With the introduction of the TiVCT 3.7L engines, I am not sure why the non-TiVCT 3.6 EcoBoost V6 would replace the 3.7L TiVCT.
If anything, Ford will reserve the Mustang for the 3.7L V6 and not put the 3.5L EcoBoost into it.

We are looking at a much larger picture that will dictate why the non-TiVCT 3.6L EcoBoost would not be installed in Mustangs.
That picture are the economic competition forces at play here: the engine wars between Ford and its competitors.

What I see happening instead is a TT EcoBoosted 3.7L TiVCT in the Mustang tuned to over 425 BHP.
Sure, FoMoCo has invested considerable money to field the non-TiVCT 3.5L EcoBoost, and sure FoMoCo will milk this engine as long as possible to try their best to get back as much ROI (return of investment) as possible, but considering the architecture of the 3.7L TiVCT is just like the Coyote in that it was designed to be boosted, it only makes sense that Ford would EcoBoost the TiVCT 3.7L engine instead of swapping in the non-TiVCT 3.5L EcoBoost.

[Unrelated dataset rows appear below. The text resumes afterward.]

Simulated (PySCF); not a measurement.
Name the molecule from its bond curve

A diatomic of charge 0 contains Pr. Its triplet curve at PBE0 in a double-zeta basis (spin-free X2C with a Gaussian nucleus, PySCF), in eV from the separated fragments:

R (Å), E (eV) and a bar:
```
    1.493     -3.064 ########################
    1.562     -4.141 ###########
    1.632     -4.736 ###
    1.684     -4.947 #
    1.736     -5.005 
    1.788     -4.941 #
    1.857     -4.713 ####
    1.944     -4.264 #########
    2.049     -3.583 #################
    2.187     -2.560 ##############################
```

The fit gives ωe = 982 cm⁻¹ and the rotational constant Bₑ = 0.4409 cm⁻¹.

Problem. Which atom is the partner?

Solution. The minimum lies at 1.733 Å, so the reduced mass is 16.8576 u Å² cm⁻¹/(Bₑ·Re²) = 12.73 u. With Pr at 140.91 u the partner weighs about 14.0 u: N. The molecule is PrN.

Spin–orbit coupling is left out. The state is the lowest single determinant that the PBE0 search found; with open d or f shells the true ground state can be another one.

Speaking of EcoBoost, as already announced by Ford, there will be a small I-4 TiVCT EcoBoost option for the 2015 Mustang. Ford has this miniscule engine producing just a bit more BHP than the non-EcoBoost TiVCT 3.7L. But the tradeoff is as with all smaller engines: You have to turn much more RPM to see that BHP and you will never get as much torque from a smaller engine that you could potentially get with a bigger displacement engine.

That being said, once the competition turns up the power offerings in their cars, specifically Chevy, Ford will begin to pull it's other hand from behind their back and begin to introduce more power into our TiVCT engines.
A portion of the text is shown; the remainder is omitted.